I think we need to pay attention to the crypto narrative again. The chart of bitcoin has been moving up and we are starting to see bullish media coverage. Like it or hate it crypto is a great trading market.
The latest Graham & Doddsville letter is out (link here). This quarter’s issue is filled with the usual investment write-ups and interviews, the most notable being their sit down with John Hempton of Bronte Capital (twitter handle: @John_Hempton). Here’s a section from the chat.
G&D: That´s fascinating. How would you describe your investment philosophy?
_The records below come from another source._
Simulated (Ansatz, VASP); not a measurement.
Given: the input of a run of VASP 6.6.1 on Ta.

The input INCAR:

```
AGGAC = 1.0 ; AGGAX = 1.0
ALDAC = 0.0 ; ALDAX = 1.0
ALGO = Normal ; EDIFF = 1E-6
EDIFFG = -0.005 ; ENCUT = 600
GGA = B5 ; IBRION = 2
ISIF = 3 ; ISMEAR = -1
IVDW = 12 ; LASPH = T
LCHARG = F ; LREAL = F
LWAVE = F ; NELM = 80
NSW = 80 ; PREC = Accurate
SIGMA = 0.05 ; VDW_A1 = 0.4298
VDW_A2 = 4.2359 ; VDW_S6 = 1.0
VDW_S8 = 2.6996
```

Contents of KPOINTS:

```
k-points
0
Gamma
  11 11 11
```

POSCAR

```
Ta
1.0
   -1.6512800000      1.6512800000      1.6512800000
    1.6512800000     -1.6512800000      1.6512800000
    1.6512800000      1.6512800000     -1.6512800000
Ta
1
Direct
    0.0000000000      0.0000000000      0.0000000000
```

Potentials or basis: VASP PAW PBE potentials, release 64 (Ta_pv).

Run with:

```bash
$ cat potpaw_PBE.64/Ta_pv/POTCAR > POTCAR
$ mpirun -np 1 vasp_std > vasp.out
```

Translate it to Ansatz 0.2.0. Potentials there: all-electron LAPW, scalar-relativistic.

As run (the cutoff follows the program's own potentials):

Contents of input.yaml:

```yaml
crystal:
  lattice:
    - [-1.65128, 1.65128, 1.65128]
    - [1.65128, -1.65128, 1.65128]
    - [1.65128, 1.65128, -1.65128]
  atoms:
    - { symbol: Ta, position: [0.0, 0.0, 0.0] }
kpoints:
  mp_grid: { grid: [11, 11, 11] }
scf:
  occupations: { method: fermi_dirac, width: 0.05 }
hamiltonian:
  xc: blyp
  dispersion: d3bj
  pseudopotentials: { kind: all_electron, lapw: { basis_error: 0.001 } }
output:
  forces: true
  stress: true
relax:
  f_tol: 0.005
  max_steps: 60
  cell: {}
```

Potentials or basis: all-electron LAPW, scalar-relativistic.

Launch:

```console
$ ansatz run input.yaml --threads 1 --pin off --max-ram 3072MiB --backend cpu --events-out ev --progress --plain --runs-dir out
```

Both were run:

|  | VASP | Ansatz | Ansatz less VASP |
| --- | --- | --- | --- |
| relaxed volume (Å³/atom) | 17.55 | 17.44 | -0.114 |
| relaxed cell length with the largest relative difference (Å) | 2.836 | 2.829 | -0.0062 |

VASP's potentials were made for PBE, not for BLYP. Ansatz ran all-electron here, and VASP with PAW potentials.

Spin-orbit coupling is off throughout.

JH: The first question Kerr Neilson asks on any business is, “What makes you want to own this in the next two years, five years, and ten years?” In my case, it is usually a company that makes a widget that is a small yet important part of a bigger thing, has high switching costs, and has incrementally improved over time. I call this the trifecta. There´s an old saying for this: “There are riches in niches.” Warren Buffett does this all the time. Buffett talks about the six big non-insurance businesses that were about 70- 80% of the non-insurance profits at Berkshire. One of them, International Metalworking Companies, makes tiny cutting tools that go on the end of blades. If you can make a cutting tool that speeds the whole factory up, you can charge a lot of money. You get pricing power from being a small part of the bigger thing, and the switching cost is high because you have to reprogram all the computer-driven blades. IMC has a 45% operating margin, which is almost twice the margin of Apple. It´s an astonishingly good business.
Lastly, stop what you’re doing and read this awesome post from Melting Asphalt on diffusion and networks.
Charts I’m Looking At—
Bitcoin is on a tear…
Bitcoin has rallied over 140% from its 2018 lows which makes it the best performing macro asset of 2019 by a mile. What’s even more impressive is the volume numbers coming in. This rally has had higher volume than the Q4 2017 blow off top. (Volume in gray below) Growing volumes is a great sign for crypto!
Finally, the “alt” coins have taken off as well with increased volume from the 2017 bubble highs.
Chris D., our resident systematic trader, has fired up his crypto trading system again to take advantage of the renewed interest. We are working to push out crypto related trade intel because when these things go into bull markets, there is a lot of volatility and therefore a lot of opportunity for a swing trader.
Nishant, a prop trader in Austin Texas (also the location of the MO HQ), gave a brilliant interview on Aaron Fifield’s Chat With Traders Podcast.
He talks about how the markets have changed over the years since he first started and how many of the edges he initially employed in his trading, no longer work.
He also has a great story about his single largest trading day ever during the August 2015 flash crash. He along with many other traders at the firm earned a seven-figure payday by buying ETFs and stocks that opened up way lower than what the E-mini S&P 500 contract was implying.
That flash crash part starts at 37:25. I’ve heard this story a few times from some of the traders around town here and it’s pretty nuts. Check it out.
Trade I’m Considering —
Whenever VIX trades into the 20s I like to open my dip-buy playbook and pick out the best trade expression I can find.
Elevated vol makes for good premium sells. And I think if VIX can get back up to 20 selling a SPX put spread 60-90 days out for some premium collection is the play.
That should also coincide with a double bottom test in SPX.
I like the out of the money put spread for a few reasons:
We get to take advantage of elevated implied volatility. When VIX rises put premiums become more expensive and shorting fat premiums makes for a good risk/reward.
At worst I see the market in a choppy range bound environment for the next three months. I believe it’s unlikely we see a retest of the Christmas Eve lows when positioning is as neutral as it is currently.
At best we bounce hard and go to new highs.
The put spread should benefit in both scenarios, if the market goes to new highs we’ll collect the full premium of the short put spreads. Should the market chop we still have a chance at collecting all of the premium as long as spot expires above the 2750 level.
Lastly, by selling one put and buying a put further out of the money the trade has capped risk. If VIX goes crazy again and hits 55, we’re protected from an outsized loss.
Quote I’m pondering —
For eighteen years I followed the sea, took what it offered. It has brought me shipwreck and success, sorrow, danger, and unutterable happiness. ~ Henry de Monfreid
Sounds a lot like trading!
That’s it for this week’s macro musings.